"""
Much of the code is taken from the baseline-implementation:
https://github.com/hendrycks/error-detection/blob/master/NLP/Categorization/Reuters52.ipynb
"""
import logging
import os
import re
from typing import Tuple
import numpy as np
from torch.utils.data import ConcatDataset, Dataset
from torchvision.datasets.utils import download_url
from .stop_words import stop_words
log = logging.getLogger(__name__)
[docs]
class Reuters52(Dataset):
"""
Stemmed version of the Reuters 52 dataset, as used by Hendrycks et al.
Contains 52 classes.
"""
train_url = "https://raw.githubusercontent.com/hendrycks/error-detection/master/NLP/Categorization/data/r52-train.txt"
test_url = "https://raw.githubusercontent.com/hendrycks/error-detection/master/NLP/Categorization/data/r52-test.txt"
test_md5 = "8a82cdf79e111df1bb23a9bbc48f6d25"
train_md5 = "6b1d32bd95e95c1c26cd592d3bdb8c0e"
train_filename = "r52-train-stemmed.txt"
test_filename = "r52-test-stemmed.txt"
class2index = {
"acq": 0,
"alum": 1,
"bop": 2,
"carcass": 3,
"cocoa": 4,
"coffee": 5,
"copper": 6,
"cotton": 7,
"cpi": 8,
"cpu": 9,
"crude": 10,
"dlr": 11,
"earn": 12,
"fuel": 13,
"gas": 14,
"gnp": 15,
"gold": 16,
"grain": 17,
"heat": 18,
"housing": 19,
"income": 20,
"instal-debt": 21,
"interest": 22,
"ipi": 23,
"iron-steel": 24,
"jet": 25,
"jobs": 26,
"lead": 27,
"lei": 28,
"livestock": 29,
"lumber": 30,
"meal-feed": 31,
"money-fx": 32,
"money-supply": 33,
"nat-gas": 34,
"nickel": 35,
"orange": 36,
"pet-chem": 37,
"platinum": 38,
"potato": 39,
"reserves": 40,
"retail": 41,
"rubber": 42,
"ship": 43,
"strategic-metal": 44,
"sugar": 45,
"tea": 46,
"tin": 47,
"trade": 48,
"veg-oil": 49,
"wpi": 50,
"zinc": 51,
}
def __init__(self, root, transform=None, target_transform=None, train=True, download=True):
super(Dataset, self).__init__()
self.root = os.path.expanduser(root)
self.transforms = transform
self.target_transform = target_transform
self.is_train = train
self._targets = []
self._analyzer = None
if download:
self._download()
self._labels, self._data = self._load_data()

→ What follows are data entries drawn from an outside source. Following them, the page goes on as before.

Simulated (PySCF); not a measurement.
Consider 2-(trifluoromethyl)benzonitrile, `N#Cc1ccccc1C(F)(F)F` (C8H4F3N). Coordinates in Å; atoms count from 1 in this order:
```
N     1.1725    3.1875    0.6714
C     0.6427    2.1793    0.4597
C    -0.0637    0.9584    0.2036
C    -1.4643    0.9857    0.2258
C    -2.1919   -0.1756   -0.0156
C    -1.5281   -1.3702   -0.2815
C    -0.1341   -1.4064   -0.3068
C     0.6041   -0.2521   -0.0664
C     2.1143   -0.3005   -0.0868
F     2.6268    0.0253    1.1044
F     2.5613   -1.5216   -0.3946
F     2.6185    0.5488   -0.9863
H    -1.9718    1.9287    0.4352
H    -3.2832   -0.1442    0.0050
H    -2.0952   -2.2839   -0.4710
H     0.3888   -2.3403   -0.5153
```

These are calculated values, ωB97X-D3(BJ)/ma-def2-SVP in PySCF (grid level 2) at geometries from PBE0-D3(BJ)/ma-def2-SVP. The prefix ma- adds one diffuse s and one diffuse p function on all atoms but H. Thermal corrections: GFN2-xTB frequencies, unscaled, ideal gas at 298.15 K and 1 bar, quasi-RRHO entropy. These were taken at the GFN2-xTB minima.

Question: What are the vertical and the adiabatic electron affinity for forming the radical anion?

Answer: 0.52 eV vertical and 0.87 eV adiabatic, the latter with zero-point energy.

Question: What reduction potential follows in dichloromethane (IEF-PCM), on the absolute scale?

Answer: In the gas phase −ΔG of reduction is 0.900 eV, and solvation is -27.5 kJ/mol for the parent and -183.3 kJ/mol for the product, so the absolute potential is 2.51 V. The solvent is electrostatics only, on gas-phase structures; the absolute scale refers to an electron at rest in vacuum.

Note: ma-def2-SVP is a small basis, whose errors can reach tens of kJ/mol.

# mapping class names to integers
for i, label in enumerate(self._labels):
for clazz, index in self.class2index.items():
if label.startswith(clazz):
self._targets.append(index)
self._targets = np.array(self._targets)
def _download(self):
if self._check_integrity():
log.info("Files already downloaded and verified")
return
if self.is_train:
filename = self.train_filename
md5 = self.train_md5
url = self.train_url
else:
filename = self.test_filename
md5 = self.test_md5
url = self.test_url
download_url(url, self.root, filename, md5)
def _load_data(self) -> Tuple:
if self.is_train:
filename = self.train_filename
else:
filename = self.test_filename
filename = os.path.join(self.root, filename)
x, targets = [], []
with open(filename, "r") as f:
for line in f:
words = line.split()
text = " ".join(word for word in words[2:] if word not in stop_words)
x.append(text)
targets.append(".".join(words[0:2]))
return targets, x
def _check_integrity(self):
try:
self._load_data()
except Exception as e:
# log.exception(e)
return False
return True
def __getitem__(self, index):
x = self._data[index]
y = self._targets[index]
if self.target_transform:
y = self.target_transform(y)
if self.transforms:
x = self.transforms(x)
return x, y
def __len__(self):
return len(self._data)
[docs]
class Reuters8(Reuters52):
"""
Stemmed version of the Reuters 8 dataset, as used by Hendrycks et al.
Contains 8 classes.
"""
train_url = "https://raw.githubusercontent.com/hendrycks/error-detection/master/NLP/Categorization/data/r8-train.txt"
test_url = "https://raw.githubusercontent.com/hendrycks/error-detection/master/NLP/Categorization/data/r8-test.txt"
test_md5 = "7a54d01272de570d13d0c58cf8aa3c8d"
train_md5 = "c979a285f1c132c5be8d554b385f2c49"
train_filename = "r8-train-stemmed.txt"
test_filename = "r8-test-stemmed.txt"
def __init__(self, root, transform=None, target_transform=None, train=True, download=True):
super(Reuters52, self).__init__()
self.root = os.path.expanduser(root)
self.transforms = transform
self.target_transform = target_transform
self.is_train = train
self._analyzer = None
if download:
self._download()
self._targets, self._data = self._load_data()
def _load_data(self) -> Tuple:
if self.is_train:
filename = self.train_filename
else:
filename = self.test_filename
filename = os.path.join(self.root, filename)
x, targets = [], []
with open(filename, "r") as f:
for line in f:
line = re.sub(r"\W+", " ", line).strip()
x.append(line[1:])
x[-1] = " ".join(word for word in x[-1].split() if word not in stop_words)
targets.append(line[0])
return np.array(targets, dtype=int), x